I am learning Hidden Markov Models and trying to solve this problem. A Hidden Markov Model has 2 states $\displaystyle \{1,2\}$ and 3 observations $\displaystyle \{a,b,c\}$. The state transition matrix (A), observation matrix (B)and initial matrix ($\displaystyle \pi$) of the model is given below.

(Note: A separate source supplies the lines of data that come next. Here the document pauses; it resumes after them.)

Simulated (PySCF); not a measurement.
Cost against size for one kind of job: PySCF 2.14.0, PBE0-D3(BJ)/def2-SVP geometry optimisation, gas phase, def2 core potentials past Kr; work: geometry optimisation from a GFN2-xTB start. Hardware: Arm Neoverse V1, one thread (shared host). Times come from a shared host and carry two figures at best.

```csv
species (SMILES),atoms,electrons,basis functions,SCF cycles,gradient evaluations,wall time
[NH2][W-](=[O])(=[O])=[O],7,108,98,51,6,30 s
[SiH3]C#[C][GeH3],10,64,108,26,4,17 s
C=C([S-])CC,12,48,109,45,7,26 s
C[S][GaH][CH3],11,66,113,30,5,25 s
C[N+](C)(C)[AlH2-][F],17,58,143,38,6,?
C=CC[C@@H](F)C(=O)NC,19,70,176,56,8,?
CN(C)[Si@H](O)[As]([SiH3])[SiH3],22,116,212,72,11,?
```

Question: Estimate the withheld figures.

$\displaystyle A = \begin{bmatrix}0.9 & 0.1\\ 0.3 & 0.7 \end{bmatrix}$

$\displaystyle B = \begin{bmatrix} 0.3 & 0.4 & 0.3 \\ 0.2 & 0.6 & 0.2\end{bmatrix}$

$\displaystyle \pi =\begin{bmatrix} 0.7 & 0.3 \end{bmatrix} $

(a) if the observation sequence is $\displaystyle \{a,a,b\}$ and the hidden sequence is $\displaystyle \{1,1,2\}$ , calculate the probablity that the next observation is $\displaystyle ``b"$

(b) For question (a), if the next observation is b, what is the probability that the hidden sequence is $\displaystyle \{1,1,2,2\}$

Now I have some questions here. For part (a), using the conditional probability laws, I would have

$\displaystyle P(b | \{a,a,b\}) = \frac{P(\{a,a,b,b\}}{P(\{a,a,b\}}$

Is this correct ?